I decided to go anyway. Theoretically these should be very interesting times for Cuba. The conspiracy theorists were already making noises about Castro having died, and Cuba bracing itself for carnage; change at the least. Whether it be a US invasion, an insurgence of the youth, or an overhaul of Raul, anything could happen, and I concluded that I should definitely be there to witness it. The fact that my ticket was non-refundable may also have contributed to the decision.

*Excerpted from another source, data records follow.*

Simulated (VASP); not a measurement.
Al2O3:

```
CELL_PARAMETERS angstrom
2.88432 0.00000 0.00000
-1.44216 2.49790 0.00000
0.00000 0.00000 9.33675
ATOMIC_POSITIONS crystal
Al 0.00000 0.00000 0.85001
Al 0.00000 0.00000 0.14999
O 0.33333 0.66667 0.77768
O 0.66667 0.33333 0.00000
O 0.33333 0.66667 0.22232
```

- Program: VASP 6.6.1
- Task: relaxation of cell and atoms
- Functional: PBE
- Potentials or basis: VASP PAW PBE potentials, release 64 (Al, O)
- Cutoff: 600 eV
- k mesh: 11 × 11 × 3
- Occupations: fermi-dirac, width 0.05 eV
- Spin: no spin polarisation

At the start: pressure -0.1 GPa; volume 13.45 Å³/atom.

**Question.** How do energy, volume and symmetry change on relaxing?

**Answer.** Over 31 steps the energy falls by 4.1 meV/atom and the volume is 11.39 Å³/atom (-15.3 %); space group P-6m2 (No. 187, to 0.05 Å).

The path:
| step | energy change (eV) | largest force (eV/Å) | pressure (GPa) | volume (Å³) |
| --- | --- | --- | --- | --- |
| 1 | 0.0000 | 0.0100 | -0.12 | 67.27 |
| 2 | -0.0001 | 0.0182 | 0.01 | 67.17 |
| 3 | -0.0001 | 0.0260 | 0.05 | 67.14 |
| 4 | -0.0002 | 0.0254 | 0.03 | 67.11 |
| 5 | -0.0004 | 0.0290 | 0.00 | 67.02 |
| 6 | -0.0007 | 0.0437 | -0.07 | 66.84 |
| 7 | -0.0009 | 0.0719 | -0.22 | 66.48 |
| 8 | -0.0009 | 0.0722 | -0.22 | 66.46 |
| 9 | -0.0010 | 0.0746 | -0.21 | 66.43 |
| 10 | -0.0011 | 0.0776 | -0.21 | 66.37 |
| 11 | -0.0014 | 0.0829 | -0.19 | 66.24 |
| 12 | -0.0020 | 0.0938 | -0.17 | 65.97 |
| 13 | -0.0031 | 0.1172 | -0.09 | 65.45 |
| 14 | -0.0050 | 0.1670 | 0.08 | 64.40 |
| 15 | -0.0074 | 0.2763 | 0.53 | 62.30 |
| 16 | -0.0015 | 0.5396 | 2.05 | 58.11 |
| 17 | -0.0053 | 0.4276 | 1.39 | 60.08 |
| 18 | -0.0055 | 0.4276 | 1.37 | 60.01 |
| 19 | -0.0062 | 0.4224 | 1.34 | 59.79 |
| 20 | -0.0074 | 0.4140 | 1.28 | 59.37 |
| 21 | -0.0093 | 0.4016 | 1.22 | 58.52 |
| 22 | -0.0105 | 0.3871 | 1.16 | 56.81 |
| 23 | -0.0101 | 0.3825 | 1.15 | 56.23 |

I flew out on the morning of the terror raids in London, and the airport was chaos. No hand luggage, no drinks, no sense of humour. Having finally reached my gate it took me 15 minutes to persuade the crew to let me on the flight without a visa. A lack of basic preparation on my behalf, but I was convinced that I’d be able to blag it at the other side. As it turns out I managed to buy one from a very accommodating stall in Havana’s airport for ten pounds, which was actually cheaper than from the London embassy anyway, and didn’t require half a day’s effort.

The overriding memories of my time there are paradoxical. Heaven and hell, happy and sad, drunk and sober, rich and poor. Thrilled at the prospect of joining a 300,000 strong anti-imperialist rally on the eve of Castro’s birthday; bitterly disappointed and confused at its lack of fervour and passion. Infatuated with the architecture; depressed with its condition. Amused by the classic cars; wheezy from their filth. Irritated with the constant and invasive hassling of the jiniteros, yet amazed by the empathy and generosity of the masses. Appalled with the food, utterly obsessed with the peso pork sandwiches.

And so it was, ad nauseam, from one polar extreme to the next. Cuba is expensive, dirty and demanding, yet arrogantly dismisses its flaws with one nonchalant flick of its dancing hips and is all the more charming for doing so. Its rhythm and romance is far more powerful a flavour than any undertones of sleaze, and the beauty of Cuba’s beaches, forests and mountains will overwhelm any lingering taste of pollution. Critically, the quality, price and availability of rum and cigars triumphs over anything and everything!

Even the political constitution of Cuba lacked the backbone I presumed must exist. Rumblings of unrest in the streets betray a genuine generational conflict. The youth of today were not brainwashed by Fidel and are too young to remember pre-revolutionary woes. They focus rather on their hunger, their families’ prospects and whether Big Brother is aware of their unease. There is a real sense that the streets could explode at any moment. Whilst currently perfectly safe, there is definitely potential for Cuba to go rotten. Greedy eyes and criminal minds are ubiquitous, but dare not act at present. Given time and opportunity this will change.

Socialism is stifled when forced into isolation, and when surrounded by non-believers. Only the cows in Cuba exhibit true socialist values and behaviour, and enjoy wonderfully dynamic and egalitarian communities as a result. If Cuba’s youth could spend a little more time studying their bovine neighbours, rather than searching the airwaves for enlightenment, perhaps the country’s future would be more secure, and Fidel would sleep better at nights.

It’s deeply upsetting to see the embers of Jose Marti’s and Fidel’s legacies burning less brightly, but to cast a discerning eye over the current state of affairs is to arrive at no other conclusion. Yet despite this unfortunate inevitability, the country will remain to have one of the most exciting, glorious and inspirational histories of modern times; and while impressionable young minds like my own persist in citing Guevara as a hero, that fact will never be forgotten.